The association most people have between Jimi Hendrix and massive festivals is Woodstock.
But on July 4, 1970, about 100 miles south of Atlanta in Byron, Hendrix played to the largest American audience of his career, an estimated 300,000-400,000, at the second Atlanta International Pop Festival.
On Sept. 4, Hendrix’s historic performance — but one not always mentioned — will receive deserved attention when Showtime airs “Jimi Hendrix: Electric Church,” a new documentary about Hendrix’s appearance and the circumstances surrounding it.

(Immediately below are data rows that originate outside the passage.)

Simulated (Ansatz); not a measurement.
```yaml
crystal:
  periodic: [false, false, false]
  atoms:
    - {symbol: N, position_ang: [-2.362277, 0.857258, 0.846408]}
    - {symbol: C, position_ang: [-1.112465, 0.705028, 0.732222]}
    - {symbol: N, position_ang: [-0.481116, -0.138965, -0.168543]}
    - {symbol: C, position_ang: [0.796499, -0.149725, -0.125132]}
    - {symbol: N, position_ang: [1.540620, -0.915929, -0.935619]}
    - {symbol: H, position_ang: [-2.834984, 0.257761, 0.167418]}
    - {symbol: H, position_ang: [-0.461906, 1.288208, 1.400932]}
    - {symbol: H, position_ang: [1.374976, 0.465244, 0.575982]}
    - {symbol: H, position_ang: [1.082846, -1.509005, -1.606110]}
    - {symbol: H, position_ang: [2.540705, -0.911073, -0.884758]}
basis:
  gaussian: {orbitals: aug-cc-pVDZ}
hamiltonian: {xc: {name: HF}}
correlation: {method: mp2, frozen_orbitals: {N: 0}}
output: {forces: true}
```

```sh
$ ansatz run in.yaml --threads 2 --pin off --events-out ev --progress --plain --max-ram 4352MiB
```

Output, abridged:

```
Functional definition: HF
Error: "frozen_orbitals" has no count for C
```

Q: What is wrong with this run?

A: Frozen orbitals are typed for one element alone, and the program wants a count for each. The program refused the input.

In addition to the broadcast, Experience Hendrix LLC and Legacy Recordings will release “Freedom: Jimi Hendrix Experience Atlanta Pop Festival” as a two-CD set and a 200-gram two-LP vinyl set (the first 5,000 vinyl units will be individually numbered). The audio release will include six performances that are not part of the Showtime documentary.
A DVD and Blu-ray version of the film will arrive Oct. 30 with bonus content.
“Electric Church” includes interviews with legendary Atlanta concert promoter Alex Cooley, who talks about how, despite a lineup already stocked with Bob Seger, B.B. King and the Allman Brothers Band, Hendrix was needed to boost the July 3-5, 1970, festival so it would be considered a major cultural event.
Others who agreed to interviews in the film are Hendrix’s Experience bandmate Billy Cox, Paul McCartney, Steve Winwood, Rich Robinson, Kirk Hammett, Derek Trucks and Susan Tedeschi.
Fans can expect to see 16 mm color footage of Hendrix’s July 4 appearance, which took place only 10 weeks before he died. Performances include “Hey Joe,” “Voodoo Child (Slight Return),” “Purple Haze” and “Straight Ahead,” which Hendrix had anticipated to release on the album he was working on that summer.
In the film, Cooley remarks that Hendrix’s version of “The Star-Spangled Banner,” played against a backdrop of fireworks, “knocked people’s socks off.”